I’ve spent the past year getting more and more disgusted with politics, particularly when women and moms get tossed into the fray like a political football.
First there was the whole debt ceiling debacle, where we got to watch our elected officials act like toddlers on a playground, incapable of working together. (Actually, most toddlers I know behave better.) Then we somehow entered a time warp, and suddenly the debate du jour was over birth control. Largely thanks to that mess, women are now front and center in the presidential race as swing voters.
I guess the timing was right for the Mommy Wars to rear its tired, ugly head.
In case you slept through last week, here’s a recap: Mitt Romney made some remarks to the effect that his wife gives him advice on economic issues of importance to women. Democratic strategist Hilary Rosen, while making a bigger point about the fact that Romney’s wife’s economic situation is not typical of most women’s, uttered the unfortunate pronouncement that Ann Romney, a stay-at-home mom, had never worked a day in her life.
Cue all of the outrage you’d expect from all of the typical quarters. Cue the articles and newscasts pitting moms who work outside the home against those who stay home. By now, most of us can write the script. And most of the women I know—both working moms and stay-at-home moms—have been like, “Really?! This again?” Because, in reality, NONE OF US IS AT WAR! I respect my SAHM friends, and they respect me. We realize we are facing bigger problems that threaten all of us—problems like an economy that has millions of families just a lay-off away from disaster, whether the main breadwinner is Mommy or Daddy.
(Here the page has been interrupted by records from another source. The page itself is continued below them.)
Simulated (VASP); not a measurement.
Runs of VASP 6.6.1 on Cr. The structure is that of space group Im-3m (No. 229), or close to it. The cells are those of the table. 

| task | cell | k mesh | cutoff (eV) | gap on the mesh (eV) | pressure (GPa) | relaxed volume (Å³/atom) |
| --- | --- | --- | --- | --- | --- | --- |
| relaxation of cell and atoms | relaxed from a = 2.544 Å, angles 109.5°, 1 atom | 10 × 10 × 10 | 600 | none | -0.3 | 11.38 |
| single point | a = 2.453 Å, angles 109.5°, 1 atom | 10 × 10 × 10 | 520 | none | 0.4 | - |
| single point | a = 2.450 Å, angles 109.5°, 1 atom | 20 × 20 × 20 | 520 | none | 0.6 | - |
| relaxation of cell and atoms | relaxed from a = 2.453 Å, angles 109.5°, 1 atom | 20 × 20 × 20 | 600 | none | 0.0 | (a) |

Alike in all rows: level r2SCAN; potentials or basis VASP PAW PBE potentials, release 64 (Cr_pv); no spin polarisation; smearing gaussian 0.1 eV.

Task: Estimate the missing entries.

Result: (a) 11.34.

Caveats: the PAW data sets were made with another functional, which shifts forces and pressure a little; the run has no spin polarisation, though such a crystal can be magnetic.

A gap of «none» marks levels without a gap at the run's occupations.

I think we all understand that both Ann Romney and Michelle Obama are in different situations than most of us when they make choices about whether and where to work. Neither of them has to worry too much about who will bring home the bacon if they don’t. I, frankly, am dreading spending the next six to seven months listening to their husbands try and convince me that they get “women’s issues.” I’d much rather they convince me that they get the bigger issues and are willing to look beyond their own partisan BS to actually get something accomplished.
But if women HAVE to be a political football, then here’s what would make a difference to me: I want to see each candidate create an advisory board made up of moms from all walks of life. I want to know that they’re talking to the mom who has to work because her husband is underemployed, to the mom who has made the courageous decision to stay home and make ends meet on a single salary — the one who constantly what will happen if that salary one day is no longer there. I want to know that the candidates have consulted moms who are proud of their careers and their successful children. And it would really impress me if they talked to moms who didn’t necessarily subscribe to their party’s dogma.
I want the candidates to listen—really listen to those moms. I want them to shape their views and agendas based on what they hear, not on what pundits and pollsters tell them. And then, I want them to play nice. It’s what any mom, stay-at-home or working, would tell them to do.